Skip to main content
Hamburger Menu Close



Looking for an unconventional travel experience? Put these new off the beaten path hotels in Asia on your radar in 2023

Black lava sand beaches, snow-capped mountains, tree root-enveloped train carriages—get a room with a different view on the world at these new openings in Thailand, Nepal and Indonesia.

Located a two-and-a-half hour drive from Bali’s Ngurah Rai International Airport — a lifetime for those who want to hit the road running — Lost Lindenberg wouldn’t be the first choice for the typical tourist.

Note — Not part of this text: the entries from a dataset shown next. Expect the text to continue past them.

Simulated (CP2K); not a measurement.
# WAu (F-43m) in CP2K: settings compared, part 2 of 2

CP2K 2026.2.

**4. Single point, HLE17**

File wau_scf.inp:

Not unless you relish meatless meals, daily surfs and convos with strangers over a bonfire and the dining table. This eight-key treehouse-style boutique is the latest addition of the Frankfurt-based Lindenberg Collective and a member of the Small Luxury Hotels of the World collection. A stay in this leafy paradise, located in the quiet town of Pekutatan along the west coast of Bali, is characterised by misty walks on soft black lava sand, surf lessons and hyperlocal excursions such as a jungle hike to a hidden river and rapids, whose guide lives just down the road.

Being lost takes a new meaning here. There’s the unexpected (step through a colourful neon entrance into a lush garden); the embrace of foliage (the variety of plants range from low flowering bromeliads to soaring coconut trees) and the sense of place (bespoke furniture and antiques made by local artisans decorate the common spaces and interiors with modern plug and USB sockets discreetly blending in). Jackie the puppy wandered in during construction and is now the hotel’s most enthusiastic porter, trotting along as the staff carry my bags up two flights of spiral stairs. If someone had told me that I could go without meat for a few days in the land of crackling babi guling (suckling pig), I’d have laughed in skepticism. Lost’s organic, plant-based meals proved me wrong. Well-balanced cocktails are made with local rum and gin and house-made syrups. The culinary team has over 100 vegan recipes: Think tasty breakfasts of banana bread, fried noodles and broken rice porridge sprinkled with Balinese vanilla and palm sugar; dadar gulung (grated coconut pancake) and chocolate-filled pandan mochi for high tea; and sharing plates of grilled mushrooms with pickled onions, aromatic nasi suna cekuh (garlic and ginger fried rice) and zucchini blossoms tempura at dinner, which is taken over a long communal table with other guests. The latter sounds intimidating, but the food is great fodder for conversations, and we made new friends around the table.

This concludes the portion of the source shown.